CM BANK-H (3968 HK) demonstrates strong asset management capabilities, which are expected to enhance its profitability. The bank's fourth-quarter 2025 results met expectations, supported by a recovery in fee and commission income that offset increased loan loss provisions. Loan and deposit growth for 2026 is projected at 6-7%, with a narrowing net interest margin decline and stable asset quality anticipated.
Fourth-quarter 2025 performance aligned with forecasts. CM BANK reported adjusted net profits of RMB 32.1 billion for the quarter and RMB 143.9 billion for the full year 2025, representing year-on-year increases of 1.5% and 0.7%, respectively. This performance was primarily driven by a rebound in fee and commission revenue, which counterbalanced the rise in provisions for loan losses. Quarterly revenue grew by 1.4% year-on-year, mainly due to a 2.9% increase in net interest income fueled by 5.4% loan growth, which mitigated the impact of an 8 basis point contraction in the net interest margin. Additionally, net fee and commission income surged 16.3%, supported by growth in wealth and asset management fees, partially offsetting a decline in other income caused by falling fair values of bond and fund investments.
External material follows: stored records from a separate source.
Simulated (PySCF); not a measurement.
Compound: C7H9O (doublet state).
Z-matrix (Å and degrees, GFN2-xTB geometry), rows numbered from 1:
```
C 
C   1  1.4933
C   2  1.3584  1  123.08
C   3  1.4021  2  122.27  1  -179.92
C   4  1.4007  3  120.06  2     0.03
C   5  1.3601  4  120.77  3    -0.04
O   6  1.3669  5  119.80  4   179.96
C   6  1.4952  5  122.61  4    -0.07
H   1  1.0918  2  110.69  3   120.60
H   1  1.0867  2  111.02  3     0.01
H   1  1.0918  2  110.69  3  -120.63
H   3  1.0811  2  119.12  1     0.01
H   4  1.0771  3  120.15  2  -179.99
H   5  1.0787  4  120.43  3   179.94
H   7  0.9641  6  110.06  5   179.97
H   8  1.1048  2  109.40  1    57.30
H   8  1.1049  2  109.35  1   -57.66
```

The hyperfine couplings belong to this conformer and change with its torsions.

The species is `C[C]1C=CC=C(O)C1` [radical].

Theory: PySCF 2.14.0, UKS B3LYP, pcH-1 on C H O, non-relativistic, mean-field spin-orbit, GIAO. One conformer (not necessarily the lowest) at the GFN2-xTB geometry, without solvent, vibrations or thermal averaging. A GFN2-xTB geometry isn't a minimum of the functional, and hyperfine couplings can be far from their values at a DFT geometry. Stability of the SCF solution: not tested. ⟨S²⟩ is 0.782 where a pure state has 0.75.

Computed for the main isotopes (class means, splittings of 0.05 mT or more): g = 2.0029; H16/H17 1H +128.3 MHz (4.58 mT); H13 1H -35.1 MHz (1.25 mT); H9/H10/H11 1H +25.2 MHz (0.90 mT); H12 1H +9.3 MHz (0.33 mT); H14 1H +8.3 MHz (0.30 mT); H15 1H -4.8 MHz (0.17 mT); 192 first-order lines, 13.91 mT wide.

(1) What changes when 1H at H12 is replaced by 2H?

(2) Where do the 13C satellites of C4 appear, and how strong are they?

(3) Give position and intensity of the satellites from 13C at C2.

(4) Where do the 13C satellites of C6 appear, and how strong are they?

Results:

The net interest margin increased quarter-on-quarter, marking the first rise after 11 consecutive quarters of decline, while asset quality remained stable. Key operational metrics for CM BANK in Q4 2025 include: 1) The net interest margin rose by 3 basis points to 1.86%, as a decrease in deposit costs (down 8 basis points QoQ) outweighed a 4 basis point drop in loan yields; 2) Effective cost control lowered the cost-to-income ratio to 41.9% (compared to 42.2% in Q4 2024); 3) Asset quality was steady, with the non-performing loan ratio relatively flat at 0.94%, maintaining an industry-leading position, although the NPL coverage ratio decreased to 392%. The dividend payout ratio for 2025 was maintained at 35.3%, and management expressed confidence in sustaining this level for 2026.
A modest improvement is forecast for 2026. CM BANK anticipates total loan and deposit growth of approximately 6-7%. Although the net interest margin is expected to continue its downward trend due to lower asset yields from loan repricing in the first half and limited room for further deposit cost reductions, the pace of decline is projected to narrow compared to 2025 (which saw an 11 basis point year-on-year drop). The company expects fee and commission income to grow year-on-year, driven by robust wealth management operations and controlled declines in credit card fees. With continued improvement in corporate loan quality and easing pressure on retail loan quality, overall asset quality is forecast to remain stable in 2026.
Risks include greater-than-expected net interest margin pressure, weaker fee and commission income, and a slower-than-anticipated recovery in asset quality.